He had 935 yards rushing and 10 touchdowns through six games before the injury this season. Oklahoma (11-2) won all seven of its games without him, including the Big 12 championship, to earn the matchup with 12-0 Boise State.
Peterson needs only 150 yards to match Oklahoma's career rushing record, held by 1978 Heisman Trophy winner Billy Sims.
"It's crazy how everything happened, breaking my collarbone. It was never anything I really thought about because I had eight more games to play, it was only 150 yards," Peterson said. "Now that it's here and it's presented itself, it would be nice to go out and get the record."
Beyond that, Peterson is undecided on his future and the NFL draft.
"I haven't came to no decision as far as coming out," Peterson said. "I love the players, I love all the coaches, the guys I'm around."
Peterson said he has talked to former Oklahoma teammates, who have told him how much faster play in the NFL can be. He has also weighed concerns about being injured and considered the business side of professional football.
"You can make it difficult on yourself if you want to. I hear different things from family, friends, guys on the team," Peterson said. "What it boils down to is it's my decision, what I feel like is best for me."

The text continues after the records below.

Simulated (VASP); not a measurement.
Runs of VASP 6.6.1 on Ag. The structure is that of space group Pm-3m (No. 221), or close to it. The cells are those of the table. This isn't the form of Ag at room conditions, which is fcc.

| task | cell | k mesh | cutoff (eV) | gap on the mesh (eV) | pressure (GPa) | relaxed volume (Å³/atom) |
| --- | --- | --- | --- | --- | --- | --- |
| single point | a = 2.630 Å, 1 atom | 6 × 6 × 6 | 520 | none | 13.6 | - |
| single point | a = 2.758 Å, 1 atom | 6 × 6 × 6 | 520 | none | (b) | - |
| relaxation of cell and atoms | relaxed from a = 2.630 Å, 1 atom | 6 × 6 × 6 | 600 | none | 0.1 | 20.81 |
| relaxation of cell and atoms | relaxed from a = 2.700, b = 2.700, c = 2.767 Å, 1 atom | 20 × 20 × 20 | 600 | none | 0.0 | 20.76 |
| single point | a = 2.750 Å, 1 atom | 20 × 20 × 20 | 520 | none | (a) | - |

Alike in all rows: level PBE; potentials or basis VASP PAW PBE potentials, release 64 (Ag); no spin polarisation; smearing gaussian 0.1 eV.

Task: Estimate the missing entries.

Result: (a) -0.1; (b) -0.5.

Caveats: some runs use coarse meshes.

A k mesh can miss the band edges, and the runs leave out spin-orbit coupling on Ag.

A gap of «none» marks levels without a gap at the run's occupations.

Peterson said he plans to meet with Stoops in the next few days, but won't make a decision about his future until after the Fiesta Bowl.
In recent years, safety Brodney Pool and defensive tackle Tommie Harris have left Oklahoma after their junior seasons to go to the NFL.
"My whole time that I've been here, I try and just make sure the players have accurate information," Stoops said. "Where I feel players make a mistake is when they listen to people who don't know."